Car lovers start to dream again at Frankfurt show
Despite warnings that the German auto sector is headed for a sales slump now that a state car scrapping scheme has expired, visitors thronged to photograph new models and plop down inside their favourite sports cars.
Frankfurt -- The Frankfurt auto show buzzed with an amusement park atmosphere as it opened to the public on Saturday amid signs that Europe's biggest economy could soon pull out of a historic recession.
Despite warnings that the German auto sector is headed for a sales slump now that a state car scrapping scheme has expired, visitors thronged to photograph new models and plop down inside their favourite sports cars."The crisis is not really in people's minds," Fiat product manager Olivier Willand said as his mini-skirted receptionists welcomed visitors, whose appetite for cars appeared undiminished by the economic downturn.

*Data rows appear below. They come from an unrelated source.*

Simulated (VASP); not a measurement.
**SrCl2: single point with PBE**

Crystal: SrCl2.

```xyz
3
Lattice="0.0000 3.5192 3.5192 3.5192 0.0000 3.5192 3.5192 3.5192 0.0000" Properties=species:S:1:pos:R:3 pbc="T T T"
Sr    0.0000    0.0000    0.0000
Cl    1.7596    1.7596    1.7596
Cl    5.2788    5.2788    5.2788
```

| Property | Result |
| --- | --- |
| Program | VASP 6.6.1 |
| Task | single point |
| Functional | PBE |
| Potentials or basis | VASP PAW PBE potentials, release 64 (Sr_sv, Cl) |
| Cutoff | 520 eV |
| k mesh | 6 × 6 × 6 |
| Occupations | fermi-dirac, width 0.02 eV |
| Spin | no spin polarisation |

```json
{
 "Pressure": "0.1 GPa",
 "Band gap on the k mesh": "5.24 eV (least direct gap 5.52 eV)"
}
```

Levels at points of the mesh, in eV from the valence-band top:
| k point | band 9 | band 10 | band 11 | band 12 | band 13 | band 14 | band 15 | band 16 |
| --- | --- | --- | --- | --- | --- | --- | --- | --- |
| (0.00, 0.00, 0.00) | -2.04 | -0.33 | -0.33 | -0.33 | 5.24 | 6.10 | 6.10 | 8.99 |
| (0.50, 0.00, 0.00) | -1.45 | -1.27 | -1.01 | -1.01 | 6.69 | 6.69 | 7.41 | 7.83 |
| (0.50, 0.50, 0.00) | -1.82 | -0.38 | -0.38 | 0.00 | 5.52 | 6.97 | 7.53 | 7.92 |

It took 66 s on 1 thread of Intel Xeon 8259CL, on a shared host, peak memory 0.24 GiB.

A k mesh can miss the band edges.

"Personally I don't feel the recession, and I don't see it in my clients either," said one visitor, a German tax consultant who gave his name as Frank as he and his wife Sabine headed for the Saab stand.
The festive ambience, with a rocking and wailing Renault Formula One simulator and a rollercoaster-style four-wheel-drive test track mirrored recent signs that the mood among European consumers is perking up.
Their confidence rose in August for the fifth month running, European Union data shows, with strong gains in Britain, the Netherlands and Germany, which is emerging from its worst slump in 60 years.
Elsewhere in the world, economies are showing clear signs of recovery as well -- and visitors came to the Frankfurt show from all over.
As car lovers lounged in the sun on big football pillows provided by Korea's Kia or pressed around Ferraris and BMWs, cloudy unemployment forecasts took a back seat to the fun and the beer was flowing well before noon.
Though attendance was expected to be noticeably lower than the last show, "it's not a funeral," noted Eckehart Rotter, press director for the VDA auto federation that organises the event.
Toyota marketing manager Denis Haecker told AFP: "All the companies here are showing that they are investing in the future, that they are investing in alternative technologies."
Others did not have money for a new car but came to see the wide range of displays, from a clean white theme for ecological models by Volkswagen (VW) to deep red for Mercedes' AMG SLS gull-wing roadster.
"I like the design, that is what's interesting," said Jeanette Stadtmueller, who is studying to be a social worker.
"I like the inspiration you get here," added Tobias Langer, a software product manager based in Stuttgart who came with his wife Nadine.
They had no plans to turn in their old Renault Clio, but still wanted to see the new Clios as well as rival VW Polos, and some Porsches.
Chlodwig Lauser, a technical advisor for Porsche luxury cars, summed up the attitude of those who waited to slip into a 141,000-euro (208,000-dollar) 911 Targa 4S as: "I don't have the money but I'd like to sit once behind the wheel."
On the fairground's main street, a Czech ice-cream vendor named Hanna who studies sociology in Munich reckoned the crowd was "happy and cool" because visitors were indulging their hobby.
"People are always ready to spend on that despite a crisis," she added.
And while lots of electric, hybrid, or otherwise environmentally friendly models also got attention, the crowds were almost always captivated in the end by what Mercedes boss Dieter Zetsche called "the fascination" of fantasy cars.
VW's Lamborghini stand was packed by those who wanted to see three models, including the 1.1-million-euro (pre-tax) Reventon, of which only 15 will be built.
Another big draw was the VW group's Bentley stand, where the gleaming new Mulsanne limousine was on display.
Chinese chemistry student Yuan Ping said Bentley was one of his favourite makes, but that he would get by with a VW Passat or a BMW for now.
And why had he come to the auto show? "For the dream," he said with a smile.